This is a Bash script that downloads a webpage from a specified URL and extracts all the hyperlinks with a given extension(s) from the HTML source code of that page. It then modifies those links and saves them into a text file named urls.txt.
The script expects two arguments to be passed to it on the command line: the first argument is the URL
of the webpage to be downloaded, and the second argument is a comma-separated list
of file extensions to be extracted from the hyperlinks.
If the number of arguments is not exactly 2, the script will display a usage message and exit with an error code.
The script uses the wget
command to download the webpage and save it to a temporary file named /tmp/temp.html
. It then uses the grep
command with a Perl regular expression
to search for all occurrences of the specified file extensions in the HTML source code, and outputs the matching parts of the lines (i.e., the URLs) to stdout
.
The script then uses the sed
command to modify the URLs as necessary. It replaces any relative URLs (starting with //
) with an absolute URL using http://
, and replaces any relative URLs (starting with /
) with an absolute URL based on the original URL passed as the first argument. The resulting list of modified URLs is then written to a text file named urls.txt
.
Finally, the script cleans up the temporary file by deleting it.

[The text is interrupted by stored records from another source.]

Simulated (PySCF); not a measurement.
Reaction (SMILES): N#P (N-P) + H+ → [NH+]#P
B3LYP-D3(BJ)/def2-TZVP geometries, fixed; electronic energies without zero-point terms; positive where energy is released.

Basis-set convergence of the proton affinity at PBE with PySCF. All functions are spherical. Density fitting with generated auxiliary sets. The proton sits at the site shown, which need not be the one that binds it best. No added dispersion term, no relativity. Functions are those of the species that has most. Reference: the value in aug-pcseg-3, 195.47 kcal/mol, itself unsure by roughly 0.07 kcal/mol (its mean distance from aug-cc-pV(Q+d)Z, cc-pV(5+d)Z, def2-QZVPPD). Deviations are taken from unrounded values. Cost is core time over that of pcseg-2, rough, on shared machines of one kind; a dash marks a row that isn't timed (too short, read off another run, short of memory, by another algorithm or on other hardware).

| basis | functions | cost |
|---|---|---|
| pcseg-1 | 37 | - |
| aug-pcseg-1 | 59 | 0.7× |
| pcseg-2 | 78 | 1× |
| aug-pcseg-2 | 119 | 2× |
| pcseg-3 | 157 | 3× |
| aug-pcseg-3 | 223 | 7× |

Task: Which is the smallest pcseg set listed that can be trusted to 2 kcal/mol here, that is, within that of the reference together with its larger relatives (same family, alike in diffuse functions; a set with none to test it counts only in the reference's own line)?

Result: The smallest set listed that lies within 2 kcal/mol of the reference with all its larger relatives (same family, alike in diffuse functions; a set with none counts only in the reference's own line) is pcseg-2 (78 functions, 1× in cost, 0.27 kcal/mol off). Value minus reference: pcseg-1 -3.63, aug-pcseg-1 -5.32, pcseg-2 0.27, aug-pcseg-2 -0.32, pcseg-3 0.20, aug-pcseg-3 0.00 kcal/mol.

This software is provided "as is" and without warranty of any kind, express or implied, including but not limited to the warranties of merchantability, fitness for a particular purpose and noninfringement. In no event shall the authors or copyright holders be liable for any claim, damages or other liability, whether in an action of contract, tort or otherwise, arising from, out of or in connection with the software or the use or other dealings in the software.
The authors do not endorse or support any harmful or malicious activities that may be carried out with the software. It is the user's responsibility to ensure that their use of the software complies with all applicable laws and regulations.
These files released under the MIT License.